I agree that it is important, as the right hon. Gentleman has often said, that, consistent with other demands on the available resources of the probation service, the criminal courts should be given information about offenders appearing before them and should certainly have information about anyone they propose to send to prison, particularly when it is for the first time, and that they should make use of that information. About that there is no difference between the views of the right hon. Gentleman and those of the Government.

We differ in two ways. First, in all these matters the right hon. Gentleman always believes that the best method to move is by way of dictation or direction to the court, whereas I believe that on the whole the best use of these powers by the court is on a basis of discretion and encouragement, rather than a rigid and inflexible system. Although it has nothing to do with this debate, that may be similar to the difference between us on the issue of suspended sentences.

I do not believe that always requiring the court to adjourn a case for the purpose of receiving a report when the court is satisfied as to the manner in which it will deal with an individual is necessarily the best way in which to preach the importance and usefulness of reports. Secondly, I believe that we must keep a balance between the probation services commitments to the preparation of reports and its primary function of supervising offenders placed on probation.

The right hon. Gentleman said that all this was a matter of priorities, and of course I agree. Undoubtedly in a perfect world, where there were no constraints on resources, one would wish to see a situation in which in every case, other than the most trivial, coming before a magistrates' court, just as happens today with the Crown courts, there would be a pre-trial probation report. But we have to deal with the situation as it now exists.
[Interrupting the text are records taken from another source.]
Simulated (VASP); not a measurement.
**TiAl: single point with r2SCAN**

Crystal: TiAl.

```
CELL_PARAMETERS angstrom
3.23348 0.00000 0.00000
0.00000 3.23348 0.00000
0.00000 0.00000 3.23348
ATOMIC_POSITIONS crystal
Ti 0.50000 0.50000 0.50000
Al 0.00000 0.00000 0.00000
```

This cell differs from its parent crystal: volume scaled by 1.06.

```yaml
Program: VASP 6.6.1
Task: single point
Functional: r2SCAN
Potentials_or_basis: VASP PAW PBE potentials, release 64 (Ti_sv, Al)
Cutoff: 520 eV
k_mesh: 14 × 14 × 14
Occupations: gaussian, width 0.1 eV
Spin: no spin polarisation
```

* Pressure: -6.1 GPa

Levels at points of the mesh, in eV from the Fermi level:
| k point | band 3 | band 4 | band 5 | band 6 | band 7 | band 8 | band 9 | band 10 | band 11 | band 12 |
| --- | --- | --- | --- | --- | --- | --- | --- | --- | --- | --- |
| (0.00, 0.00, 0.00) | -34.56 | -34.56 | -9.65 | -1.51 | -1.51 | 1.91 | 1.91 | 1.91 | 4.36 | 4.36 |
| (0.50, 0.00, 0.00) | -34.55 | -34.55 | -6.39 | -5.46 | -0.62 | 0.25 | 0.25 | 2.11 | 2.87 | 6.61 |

The fact remains that we have to consider priorities. Despite all that the Government have done to encourage an increase in the size of the probation service—and I believe that the present Government have done more to increase the size of the probation service than has been done by any previous Government —that service remains under heavy pressure in some areas and new demands upon it are generated both by the greater use of existing functions and by the new functions imposed upon it by the Criminal Justice Act. The need to provide social inquiry reports for the courts must be weighed against those other factors.

Much of the recent growth in the demand on the service over recent years —one might say a major growth point in its work—has been in the provision of pre-trial or pre-sentence reports for the courts. In 1965 social inquiry reports were prepared in 43,456 cases of adults appearing in magistrates' courts. In 1968 that figure was 66,000, in 1970 it was 91,335 and in 1971 it was in the region of 94,000. Clearly the use of social inquiry reports in the magistrates' courts has increased substantially over recent years. If we consider that 94,000 reports on adults in magistrates' courts were prepared in 1971, and that there were 33,000 receptions into prison without the option of a fine, of which 18,000 were known to be on a second prison sentence, it is to be noted that the volume of reports prepared far outweighs the number of sentences of imprisonment imposed on individuals in the magistrates' courts.

Mr. Dell

The hon. and learned Gentleman used exactly the same argument in Committee. He subsequently found out the appalling figures, which he then had to publish.

Mr. Carlisle

I agree that the figures are disappointing. I am saying that there is steadily becoming a wider use of the reports in the magistrates' courts. That is shown by the figures which I have quoted. It is reasonable to compare the number of reports prepared with the number of persons sentenced to imprisonment. Maybe in many cases the magistrates' courts consider imprisonment and decide not to impose it.

The trend which I have described started in the higher courts in 1971 with the Streatfeild Committee report. I think the right hon. Gentleman will agree that what happened during the passage of the Criminal Justice Act, 1967 was that an amendment was moved by the late Sir John Hobson, a previous Conservative Attorney-General, which asked for what the right hon. Gentleman has persistently asked for during the course of the 1972 Act, and that this was resisted by the last Labour Government—namely, the requirement that no one should go into custody for the first time without the preparation of a social inquiry report.

In the place of such an amendment Lady Bacon, the then Minister of State, moved what is now Clause 57 of the 1967 Act, giving a rule-making power. During the course of the debate she said that rather than use the rule-making power conferred by the provision, it might prove more expedient to send circulars to the courts recommending them to obtain social inquiry reports in specified classes of case.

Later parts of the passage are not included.